My Mom, The Felter

BY JANELLE HARDY

“Felting is a long and arduous process that compromises your back and the flooding of your house is a real hazard,” describes Louise Hardy, the latest artist to open a solo show at Arts Underground.

She’s also my mother … so we will dispense with the journalistic preference for surnames here.

Picture this: Mom, a tiny dark-haired woman, in the middle of a deep green lawn in downtown Whitehorse. Surrounding her are yoga mats and shower curtains in various stages of the felting process; rolled up around scrap plumbing pipes and spread out flat on the lawn, with thick sheets of colourful wool arranged in patterns and pictures.

Around that, one very wet and busy barefooted granddaughter is vigorously shaking and flinging water and soap about, occasionally hitting her target of the wool feltings.

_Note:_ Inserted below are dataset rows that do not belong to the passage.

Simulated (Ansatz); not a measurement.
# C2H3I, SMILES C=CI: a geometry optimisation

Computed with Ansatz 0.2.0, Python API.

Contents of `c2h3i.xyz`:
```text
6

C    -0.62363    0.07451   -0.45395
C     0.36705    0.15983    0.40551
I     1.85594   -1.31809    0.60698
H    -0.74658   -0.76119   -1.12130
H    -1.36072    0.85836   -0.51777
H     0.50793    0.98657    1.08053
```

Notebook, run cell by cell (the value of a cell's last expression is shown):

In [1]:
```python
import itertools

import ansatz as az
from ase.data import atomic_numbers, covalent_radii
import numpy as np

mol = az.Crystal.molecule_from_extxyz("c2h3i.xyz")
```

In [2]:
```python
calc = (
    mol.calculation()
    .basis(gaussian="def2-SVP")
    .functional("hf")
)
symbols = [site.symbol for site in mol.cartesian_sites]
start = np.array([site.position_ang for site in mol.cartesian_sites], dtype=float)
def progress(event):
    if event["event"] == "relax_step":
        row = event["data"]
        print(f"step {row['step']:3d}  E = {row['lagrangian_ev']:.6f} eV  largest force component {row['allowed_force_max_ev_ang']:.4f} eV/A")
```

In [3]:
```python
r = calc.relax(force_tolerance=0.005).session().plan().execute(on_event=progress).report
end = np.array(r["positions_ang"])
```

As Mom’s granddaughter (incidentally, my daughter) soaks the open feltings, she crouches on the balls of her feet, energetically rocking the rolled up mats on the lawn as the breeze rustles the leaves in the trees branching out overhead.

As mentioned, it’s an arduous process.

“It is probably the most primitive fabric, since it’s just matted hair,” says Mom.

The dyed sheep’s wool is matted (felted) together using the process described above. By arranging the wool in patterns and pictures, then applying soap, water and a process of agitation through rolling up and rocking the felted piece, then bundling it up and throwing it on a hard surface over and over while still wet, by the time it’s dried, you’ve got a felted fabric that won’t fall apart.

Out of this process, over the past year and a half, Mom has been creating a body of work for an new exhibit at Arts Underground of large-scale feltings entitled, There Will Be Blood: a Tribute to Menstruation.

With 17 pieces in the show, Mom describes the theme as “about the cycles of life, forest, menstrual and living cycles and death.”

A combination of events precipitated an inspiration in the theme of menstruation. Mom read The Red Tent by Anita Diamant. Then she visited Kwaday Dan Kenji, a local interpretive site of the Southern Tutchone First Nation traditions and lifestyles.

“I went with a bunch of young women and my teenaged son, Lymond. It was learning about the menstruation rituals, the initiations for young women. They would go and live for three months on their own and they created their shelter at the base of a tree.

“From there, I learned about other northern women’s menstruation rituals.”

For a very female theme, Mom was provided further inspiration from her other son, Tytus, while he was on a student exchange in Siberia: “I was reading my son Tytus’ papers on the ritual uses of sweat lodges and sweats, and they were places where women could gather and have ritual cleanses.

“He told me about the chuem, a tradition from Siberia. So I have a felted menstrual chuem in the shape of a tipi. It’s my interpretation of northern circumpolar menstrual rituals.”

Other felts are created for specific people in her life. One felting is of grievous angels, who are watching over those who have passed on: “One is for my Aunt Lil, and one is for my nephew, Robert, and one is for my friend, Norma.”

As my mother encourages, “The beauty of felt is in touching it. So people have permission to touch this art. And the menstrual chuem is meant to be interactive, so people are invited inside.”

There Will Be Blood: a Tribute to Menstruation shows at Arts Underground until Nov. 12.